This is a seriously impressive track record: Bell Laboratories boast 7 Nobel prizes for work done at the laboratory. To get an idea of the scale of this achievement the equivalent figure for Cambridge University is 17, Oxford University 8 and MIT 18. IBM has 5. See for yourself here.

I was semi-aware of all of these inventions but hadn’t really absorbed that they were all from Bell Labs.

For something over 50 years Bell Laboratories benefitted from a state-mandated monopoly which only came to an end in the mid-eighties. They had argued in the 1920s that they needed a monopoly to build the required infrastructure to connect a (large) nation. In the early days that infrastructure was a system of wires and poles, spanning the country, then cables crossing the ocean, then automatic telephone exchanges first valve based then solid-state. They developed a habit of in depth research, in the early days into improving the longevity of telegraph poles, and the leather belts of line engineers, moving on to solid-state physics after the war. In exchange for their monopoly they were restricted in the areas of business they could enter and obliged to license their patents on generous terms.

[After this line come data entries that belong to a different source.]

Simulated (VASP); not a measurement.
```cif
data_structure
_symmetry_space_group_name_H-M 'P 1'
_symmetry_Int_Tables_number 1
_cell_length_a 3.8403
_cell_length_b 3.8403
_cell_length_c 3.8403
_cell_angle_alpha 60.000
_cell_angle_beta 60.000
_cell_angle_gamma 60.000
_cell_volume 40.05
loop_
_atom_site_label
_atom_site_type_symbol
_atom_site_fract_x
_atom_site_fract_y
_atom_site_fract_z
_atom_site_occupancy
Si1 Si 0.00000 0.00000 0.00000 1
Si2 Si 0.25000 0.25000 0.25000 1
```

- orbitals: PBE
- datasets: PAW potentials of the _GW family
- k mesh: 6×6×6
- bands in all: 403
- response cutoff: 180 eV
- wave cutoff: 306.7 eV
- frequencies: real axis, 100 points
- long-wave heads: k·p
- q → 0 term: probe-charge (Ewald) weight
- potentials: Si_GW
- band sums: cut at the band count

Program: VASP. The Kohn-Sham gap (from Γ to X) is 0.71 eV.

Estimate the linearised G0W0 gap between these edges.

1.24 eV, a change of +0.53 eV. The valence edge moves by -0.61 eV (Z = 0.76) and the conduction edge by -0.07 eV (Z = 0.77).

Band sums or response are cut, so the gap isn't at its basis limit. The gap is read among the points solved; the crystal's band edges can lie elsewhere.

It’s interesting to compare the development of the vacuum tube as an electronic device with that of the transistor. In both cases the early versions were temperamental, expensive and bulky but through a process of development over many years they became commodity devices. Bell pushed ahead with the development of the solid-state transistor with their optimisation of vacuum tubes as a guide to what was possible.

During the Second World War, Bell Laboratories and its staff were heavily involved in the war effort. In particular the development of radar, which to my surprise was a programme 50% larger than the Manhattan Project in cost terms. Bell Laboratories most expensive project was the first electronic switching station, first deployed in 1964. This is a company that strung cables across continents and oceans, launched satellites and the most expensive thing it ever did was build a blockhouse full of electronics!

Ultimately the AT&T monopoly gave it huge and assured revenue for a long period, relatively free of government interference. The money flowed from captive telephone customers, not the government and the only requirement from AT&T’s point of view was to ensure government did not break its monopoly. In the UK the fledgling computer industry suffered from a lack of a large “home” market. Whilst the aircraft industry suffered from having an unreliable main market in the form of the UK government.

Despite my review which I see makes almost no mention of the people, The Idea Factory is written around people, both the managers and the scientists on the ground. Bell Labs was successful because of the quality of the people it attracted, it sought them out through a personal network spanning the universities of the US. It kept them because they saw they could work in a stimulating and well-funded environment which tolerated sometimes odd behaviour.

It does bring to mind the central research laboratories of some of the UK’s major companies with which I am familiar, including ICI, Unilever and Courtaulds. Of these only Unilever’s survives, and in much reduced form.

The Idea Factory is well-written and engaging, telling an interesting story. It lacks context in what was going on outside Bell Laboratories but then this is not an area it claims to cover.